Sunday, January 10, 2010

Darwin says no!


Religion is not the only place where you find mythology. Most people use the word “mythology” to refer to false stories, to lies; and since they deal with large subjects such as where the world came from and the meaning of life, myths are (to most people) really really big lies. But mythology consists of stories that provide a framework of meaning to our lives; their technical accuracy is wholly irrelevant. The Judeo-Christian myth of the Exodus provides a framework for liberation. Patriotism has a lot of myths, turning dead politicians into heroic statesmen. Even the patriotic stories we know to be wrong—like George Washington and the cherry tree—help make us more patriotic. There is also some really good evolutionary mythology. All species share a common ancestry, so all life on the planet is really our extended family: this is one really good evolutionary myth.

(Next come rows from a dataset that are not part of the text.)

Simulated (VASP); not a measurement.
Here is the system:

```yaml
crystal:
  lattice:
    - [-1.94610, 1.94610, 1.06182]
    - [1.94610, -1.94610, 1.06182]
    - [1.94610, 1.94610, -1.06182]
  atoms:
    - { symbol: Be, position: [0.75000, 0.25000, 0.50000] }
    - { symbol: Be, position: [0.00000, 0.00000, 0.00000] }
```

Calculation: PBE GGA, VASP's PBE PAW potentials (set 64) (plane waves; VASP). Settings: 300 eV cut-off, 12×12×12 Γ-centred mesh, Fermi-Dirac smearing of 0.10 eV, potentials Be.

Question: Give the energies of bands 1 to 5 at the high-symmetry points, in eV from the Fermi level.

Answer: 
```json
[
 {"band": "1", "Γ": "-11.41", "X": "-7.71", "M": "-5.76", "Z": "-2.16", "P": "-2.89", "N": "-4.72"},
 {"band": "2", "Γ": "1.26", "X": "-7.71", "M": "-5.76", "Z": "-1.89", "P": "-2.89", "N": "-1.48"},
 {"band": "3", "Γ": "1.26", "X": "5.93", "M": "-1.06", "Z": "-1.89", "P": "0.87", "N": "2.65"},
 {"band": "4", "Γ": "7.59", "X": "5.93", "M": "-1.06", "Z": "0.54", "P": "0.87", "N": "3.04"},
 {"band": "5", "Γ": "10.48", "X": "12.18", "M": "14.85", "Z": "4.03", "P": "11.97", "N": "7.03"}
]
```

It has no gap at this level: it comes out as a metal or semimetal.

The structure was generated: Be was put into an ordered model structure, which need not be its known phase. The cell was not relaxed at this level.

But some mythology is bad. This happens when the overarching idea is wrong. We all know examples of this, such as versions of religion that teach that God is going to burn the world up really soon and therefore we can go ahead and pollute and destroy the planet right now. This myth is not just technically inaccurate, as are all myths, but will lead us to destroy our planet and feel righteous while doing it.

In future entries, I will give what I consider to be some examples of bad evolutionary myths. (You can see Darwin shaking his head “No!” in the photo.) Before I do so, I invite you to send in comments about what you think might be some bad evolutionary myths.

Bad evolutionary myths not only mislead people into misunderstanding evolution, but also provide whipping boys for creationists to use.